The Beautiful People
This one is easy. If you’re a man, make more money than God, usually in investment banking. Be single at age forty-five, drive a car costing slightly less than the gross national product of Ecuador, wear a watch that costs five figures, spend hundreds on expensive tequila, tan a lot, and ignore the ugly people. If you’re a woman, cut and color, lipo, implant silicone, get a nose job and face lift, tan tan tan, shop exclusively at Bebe, be staggeringly dumb but with an attitude, and sleep with the aforementioned men so they can fund your self-mannequinization. Also ignore the ugly people.

The Immigrants
Come to America, get a job in the service industry, make twenty times what you made in your home country, and get abused by the Miserably Retired and ignored by the Beautiful People. The only rational reaction to this, of course, is not to give a rip shit about the quality of your work (which is sometimes great and sometimes hilariously neglectful), because it’s going to be derided or ignored pretty much no matter what you do, so you’d better develop some thick skin.

Take these three demographics, add them liberally to a Boca Raton beach, restaurant, or grocery store, shake well, and there are endless moments of entertainment, if you like that sort of thing.

2. Driving.
I don’t know why there are so many roller coaster-filled theme parks in Florida, because the highways are much more exciting. On our recent visit, we were on I-95 for no more than ninety seconds before a brand new Ferrari F360 Sypder passed us going at least 105. Because the Miserably Retired are going fifty-seven in the carpool lane (and randomly dispersed throughout of the other lanes), he was going 105 in an insane, gas-brake-gas, zig-zag manner, tailgating and swearing a lot. This is completely normal. The F360 Spyder could just as easily have been a beat-up Chevy pickup filled with landscaping equipment, although the Chevy’s exhaust tends to contain a bit more oil smoke.

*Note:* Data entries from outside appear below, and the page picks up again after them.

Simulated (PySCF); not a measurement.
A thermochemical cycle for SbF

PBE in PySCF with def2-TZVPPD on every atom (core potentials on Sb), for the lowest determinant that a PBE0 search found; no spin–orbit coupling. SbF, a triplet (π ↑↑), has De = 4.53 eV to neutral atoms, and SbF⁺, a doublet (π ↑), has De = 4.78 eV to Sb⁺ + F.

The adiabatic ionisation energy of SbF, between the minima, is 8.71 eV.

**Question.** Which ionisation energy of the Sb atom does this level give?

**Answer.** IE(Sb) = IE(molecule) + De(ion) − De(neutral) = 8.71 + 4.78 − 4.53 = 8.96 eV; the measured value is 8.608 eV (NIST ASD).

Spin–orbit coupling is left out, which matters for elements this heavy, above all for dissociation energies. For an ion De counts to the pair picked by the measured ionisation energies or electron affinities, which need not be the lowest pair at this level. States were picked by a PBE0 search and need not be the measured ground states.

If you do survive the highways, be very careful navigating the side streets, because they are designed, casino-like, to trap innocent drivers who can’t tell the difference between Southwest 2nd Terrace, Southwest 2nd Street, and Southwest 2nd Court, all of which are within five hundred yards of each other. And two of them intersect. And one of them is not a court, despite its name. You must therefore drive offensively and stay on the main roads, which is a nice challenge, if you like that sort of thing.

3. The Opulence.
Boca Raton is absolutely dripping with ostentatiously spent cash. The city itself is immaculately manicured, with palm trees and parks and cool South Florida architecture everywhere you go:

The people, as you might have gathered, are pretty well off, and they expect to be treated as such. There is valet parking everywhere. Everywhere: At the grocery store. At the movie theatre. And, of course, at the upscale outdoor mall, Mizner Park, where the valets send the boring Cadillacs and BMWs off to the parking garage but leave three or four especially shiny cars sitting by the valet stand for everyone to see. On this latest trip, we drove by the Mizner valet stand at about 2:00 on a Thursday afternoon and saw, lined up neatly bumper-to-bumper, an Aston Martin V12 Vanquish, a Lamborghini Diablo, and Ferrari 575 Maranello. This is a mall, a car show, a fashion show, and a dog-and-pony show. This is also completely normal, and extremely entertaining, if you like that sort of thing.

4. The Eating
The aged and the wealthy sure don’t do a lot of home cooking, so the concentration and variety of restaurants in Boca Raton is pretty well off the charts. Food from all around the world is available at an excellent variety of unique, non-chain eateries. I recommend Max’s Grille in Mizner Park, not just because I worked there, but also because the food is nothing short of ridiculous. Ask for a table outside by the fountain, enjoy the warm night air and bustle of the dinner hour in Mizner, and order the Pistachio-Crusted Grouper with Wasabi Smashed Sweet Potatoes. If, of course, you like that sort of thing.

5. The Sun and Sand.
There is something to be said for walking outside in mid-January and not having to brace yourself for the soul-tearing wind, and Boca Raton is a good place to go if you need a break from winter. As advertised, the sun shines constantly, the breezes are balmy, the humidity is low, and the temperature – average January high: seventy-six degrees – is perfect (Well, perfect in the winter. Summer is slightly cooler than fire.) The beaches are just what you’d expect from South Florida: sky-blue water, soft sand, fluttering palms, and an assortment of the aforementioned General Public. Add a spectacular ocean-side jogging trail and some beachfront restaurants, and Boca Raton on the Atlantic is a delightful and relaxing place to sit on a beach chair and read a good book. If you don’t like that sort of thing, then why are you still reading?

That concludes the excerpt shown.